MaplePrimes - answers and comments on Question, Pulling a connection back

Try this...

Torre — Sun, 18 Sep 2011 02:10:27 Z

If I were in this situation, I would solve the equations defining the map i: S -> M for the coordinates of S in terms of those of M. If (x, y, z) are coordintes on M and (u,v) are coordinates on S, this transformation would have equations of the form [u=u(x,y,z), v=v(x,y,z)]. Define this as a another DifferentialGeometry transformation. Use this second transformation in the PushForward command as the second argument (the first argument being the map i). This should give you vector fields on M you can differentiate.

See Example 7 in the help page and see also "PullbackVector".

Does this help?

Charlie Torre

Trying to implement a pulled back connection

kostja — Sun, 18 Sep 2011 17:37:11 Z

Hello all,

I tried to define some methods, that construct for a given Transformation i:S->M the pulled back Vectorbundle i^*TM over S, which consists of Vectorfields along i, i.e. Y=X ° i, with X Vectorfield on M.

I have defined a method, TangentBundle(j,TjN) (wrong name, isn't it?), which takes a Transformation j from one frame into another and a specifier TjN and constructs a new bundle frame:

DGsetup([vars of Domain],[vars of Range],TjN)

Then, there is the method TangenVectors(j,TjN), which constructs the Pushforward(j,FrameBaseVectors of Domain) in TjN.

And finally, there is the method PullbackConnection(i,TjN,C), which takes again, a Transformation and the above constructed bundle, and should return the pulled back connection C in TjN. If C has christoffel symbols Gamma_ab^c, than the pulled back connection should have the symbols Gamma_ab^c j^a_k, there j^a_k is the jacobian of the transformation j. Unfortunately I get an error at the end of this method, which is:

Error, (in InfoProcTable["TensorDensityType"]) improper op or subscript selector

Please help me to figure out, what is going on. I think I could figure out the failure. I'm going to test this solution.

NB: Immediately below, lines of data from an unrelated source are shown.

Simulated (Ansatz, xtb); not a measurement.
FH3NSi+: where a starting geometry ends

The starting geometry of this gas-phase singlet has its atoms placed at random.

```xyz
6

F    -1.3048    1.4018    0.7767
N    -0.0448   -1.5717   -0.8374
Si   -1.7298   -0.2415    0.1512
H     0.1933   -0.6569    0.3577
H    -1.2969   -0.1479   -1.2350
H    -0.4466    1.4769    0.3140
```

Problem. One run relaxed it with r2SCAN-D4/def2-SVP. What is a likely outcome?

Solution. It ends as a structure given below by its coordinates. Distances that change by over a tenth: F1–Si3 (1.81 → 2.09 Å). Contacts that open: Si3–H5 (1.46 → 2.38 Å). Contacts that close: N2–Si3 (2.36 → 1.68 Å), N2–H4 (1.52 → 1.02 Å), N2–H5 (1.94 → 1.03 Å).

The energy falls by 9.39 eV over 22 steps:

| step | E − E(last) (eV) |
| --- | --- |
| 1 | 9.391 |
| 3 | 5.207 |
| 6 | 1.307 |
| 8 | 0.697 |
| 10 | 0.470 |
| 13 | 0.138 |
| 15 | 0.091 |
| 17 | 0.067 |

I have attached the file to this anwser: tangentbundle.mw

Kind regards
Konstantin

Not quite what I wanted to do...

kostja — Sun, 18 Sep 2011 17:37:29 Z

Hi!

Thank you for your suggestions. I didn't looked into the PullbackVector method, because I thought I need a diffeomorphism to be able to pull back vectors (in differential geometry you, do: f^* X = f_*^(-1) X ° f).

It's also not quite what I want to do, if I would be able to find a right inverse for the imbedding map. Because in the end, I would get a vectorfiled on M, and not on S, what I'm looking for.

I have tried to construct the pulled back bundle and to pull back the connection from M to it. Maybe you can help me with it. There's a little failure in it, I can't figure out. (See my anwser on the question please.)

Kind regards
Konstantin

I misunderstood, I guess. I thought you were

Torre — Sun, 18 Sep 2011 18:42:48 Z

I misunderstood, I guess. I thought you were trying to covariantly differentiate vector fields on M.

I suspect I still don't know quite what you are after.

If you simply want to pullback a connection from M to S, you can do this with PushPullTensor applied to the connection on M. First argument should be a Transformation from N to S, with the expression of coordinates on S in terms those on M. Second argument should be the map (i) embedding S into M.

charlie

Okay, I edited the above file a little bit

kostja — Sun, 18 Sep 2011 21:51:25 Z

Okay, I edited the above file a little bit and removed some bugs. I tested the new function

SecondFundamentalForm

for S^1 in IR^2 and for S^2 in IR^3. And the results seem to be consistent.

Fell free to use it, in this case please report bugs or post even bugfixes here.

Also, feel free to ask questions about the methods.

Kind regards

Konstantin

EDIT: new version: tangentbundle.mw